It’s a most remarkable turn for the 60-year old Meadows, who in the eyes of his detractors has few qualifications for the post besides a talent for disruption, obstruction and obfuscation. Yet for the Republicans he’s fighting for — the House Freedom Caucus, of which he was a founder, and Trump — there’s no better advocate or strategist to have on your side.

The ascension to White House chief of staff is the culmination of a head-snapping rise for Meadows, who announced in December that he was retiring at the end of this term in Congress. Meadows was first elected in 2012, formed the Freedom Caucus with Rep. Jim Jordan (R-Ohio) in 2014 and was the man who went to the floor to seek to remove John Boehner from the speakership in the summer of 2015.

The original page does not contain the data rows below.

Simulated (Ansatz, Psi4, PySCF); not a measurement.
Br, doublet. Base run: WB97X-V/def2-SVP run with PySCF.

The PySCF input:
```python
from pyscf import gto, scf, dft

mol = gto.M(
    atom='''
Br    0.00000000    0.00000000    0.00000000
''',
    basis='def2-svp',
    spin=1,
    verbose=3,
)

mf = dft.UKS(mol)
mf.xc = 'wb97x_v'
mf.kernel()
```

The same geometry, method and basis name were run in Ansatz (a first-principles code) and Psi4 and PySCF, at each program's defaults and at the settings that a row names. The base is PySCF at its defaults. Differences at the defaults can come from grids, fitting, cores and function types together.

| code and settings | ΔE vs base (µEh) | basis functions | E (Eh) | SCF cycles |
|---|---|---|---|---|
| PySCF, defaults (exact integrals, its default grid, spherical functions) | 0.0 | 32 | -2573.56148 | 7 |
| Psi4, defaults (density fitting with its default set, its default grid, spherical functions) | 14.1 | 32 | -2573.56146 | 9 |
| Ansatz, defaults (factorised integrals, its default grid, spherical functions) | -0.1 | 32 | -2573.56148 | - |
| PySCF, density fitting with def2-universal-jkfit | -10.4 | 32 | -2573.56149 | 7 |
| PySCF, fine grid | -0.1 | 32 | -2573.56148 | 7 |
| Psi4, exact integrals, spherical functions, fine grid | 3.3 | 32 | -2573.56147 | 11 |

“Mark Meadows is smart, loyal, a true patriot. He’s a good man and my best friend,” Jordan said on Twitter following Trump’s announcement. “Couldn’t have picked anyone better for the job.”

„Mark Meadows has been a strong advocate for the president and the ‘America First’ agenda from the start,“ added House Minority Leader Kevin McCarthy (R-Calif.). „Congrats, Mark!“

Trump referenced Meadows’ new job in a speech to donors on Friday night in Florida and spoke highly of him, according to two attendees. The president told the audience that Meadows could be “my James Baker.”

There was widespread speculation that Meadows would be tapped to replace Mulvaney following the North Carolina Republican’s announcement that he wouldn’t be running for reelection. But Meadows denied at the time he had his eye on the top White House staff job.

Trump, however, has been considering replacing Mulvaney during the last several months, and started discussing the move seriously in the last several days, including consulting allies on Capitol Hill about whether to oust Mulvaney and replace him with Meadows, according to GOP lawmakers and aides.

In reality, Mulvaney had been largely sidelined during much of the bitter impeachment fight. To many Republicans, Jared Kushner — a senior presidential adviser and Trump’s son-in-law — has emerged as the second most powerful figure in the White House behind Trump.

Lately, White House staffers had wondered privately about Mulvaney’s career plans, since he had been doing an extensive amount of travel and had not been seen around the West Wing as frequently. Another telltale sign of his diminished status was his assigned seat at the recent wedding of White House aides Stephen and Katie Miller: Mulvaney was not seated at the same table as Trump, a fact noted by the large cadre of White House aides in attendance.

Trump speaks to Meadows several times per day, consulting with him on a wide range of issues. For instance, Meadows attended a meeting with House and Senate GOP leaders earlier this week in the Oval Office to discuss reauthorization of the Foreign Intelligence Surveillance Act.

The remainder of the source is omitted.